This is a very honest review from one of our customers. It's a great snap shot of what customers think of our products and our company. Feedback like this is always welcome.

"Customizing your rifle with eyebrow-raising parts from Strike Industries. Julian Honore

As with any materials shortage, draught, or major market shift, consumers eventually stop lamenting and start adapting. If shooting is a regular fixture in your life, or if you know anything about firearms, it’s probably occurred to you by now that there are really only a handful of things left for the average shooter on an budget to do: tasking a long, hard inventory of what you own, and deciding what is worth of making into a project. Upgrades, maintenance, maybe some buying and trading to get you what you really want but mot likely not.
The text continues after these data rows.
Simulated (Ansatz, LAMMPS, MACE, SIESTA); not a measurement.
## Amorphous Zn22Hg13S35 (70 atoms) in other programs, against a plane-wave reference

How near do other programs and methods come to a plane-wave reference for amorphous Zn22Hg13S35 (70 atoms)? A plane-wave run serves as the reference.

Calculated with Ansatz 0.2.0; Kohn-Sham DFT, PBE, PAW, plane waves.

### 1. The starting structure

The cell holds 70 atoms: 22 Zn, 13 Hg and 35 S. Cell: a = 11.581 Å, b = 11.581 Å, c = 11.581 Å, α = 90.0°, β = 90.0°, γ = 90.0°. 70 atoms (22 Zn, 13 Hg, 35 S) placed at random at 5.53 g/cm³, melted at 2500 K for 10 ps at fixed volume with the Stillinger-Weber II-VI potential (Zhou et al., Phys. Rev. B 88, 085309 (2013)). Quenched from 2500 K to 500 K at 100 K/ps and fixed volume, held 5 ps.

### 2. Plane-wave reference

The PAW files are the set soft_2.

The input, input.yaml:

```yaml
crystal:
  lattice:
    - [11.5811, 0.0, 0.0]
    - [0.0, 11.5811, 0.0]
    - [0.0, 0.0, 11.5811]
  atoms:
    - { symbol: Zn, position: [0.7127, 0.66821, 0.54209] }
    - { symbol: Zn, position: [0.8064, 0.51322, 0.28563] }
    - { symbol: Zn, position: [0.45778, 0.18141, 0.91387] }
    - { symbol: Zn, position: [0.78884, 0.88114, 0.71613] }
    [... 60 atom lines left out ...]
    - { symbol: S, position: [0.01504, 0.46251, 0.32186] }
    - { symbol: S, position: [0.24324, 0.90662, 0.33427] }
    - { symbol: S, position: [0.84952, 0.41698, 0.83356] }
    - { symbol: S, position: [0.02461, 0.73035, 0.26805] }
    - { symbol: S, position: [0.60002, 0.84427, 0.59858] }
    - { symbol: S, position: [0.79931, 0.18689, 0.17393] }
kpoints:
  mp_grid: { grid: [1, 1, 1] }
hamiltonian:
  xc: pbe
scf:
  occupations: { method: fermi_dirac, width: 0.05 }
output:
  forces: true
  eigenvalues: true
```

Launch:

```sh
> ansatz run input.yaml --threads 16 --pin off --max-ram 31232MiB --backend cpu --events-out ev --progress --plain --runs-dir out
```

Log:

If you’re one of the lucky few who got your collection together before this change in the industry hit - for the sake of this review let’s say a rifle and a handgun – then there are few options left to you. Drooling over ShotShow images doesn’t help. And if you have the ideal AR and 1911, you don’t want to give them up just to get half the price of what you want to buy that’s new. Like me, you’ve probably decided to do the only thing left for you to do in these times: really make your firearms yours. This is where custom parts and accessory companies like Strike Industries come in.
While Magul makes a lot of tried and true furniture for rifles, they don’t pay much attention to handguns, nor do they stray from a very basic core line-up of accessories.
I’ve said it before, but SI picks up where Magpul and other aftermarket parts makers leave off: daring design, great materials, and comes across as a loyalty to innovative thinking. SI does not have a “theory-based” product line up. I would suggest that most of their products are edgy and brazen enough to all qualify as “experimental.” Without having to say so. Now that you’re married to your AR and your handgun, you can explore the wealth of SI’s products – some for looks, most are purpose-driven.
If you’ve visited the site before,, the first thing you’ll notice is that there are already a ton of new products available, all of them seeming to serve a meaningful product, and all of them adhering to a certain cool-factor that makes other after-market parts makers seem…square. So, how to navigate this wealth of new items that almost seem to have multiplied overnight? The first product I would point you towards is SI’s answer to Magpul’s Angled Foregrip, the Cobra grip. I think of this as the flagship product for any serious rifle parts-maker.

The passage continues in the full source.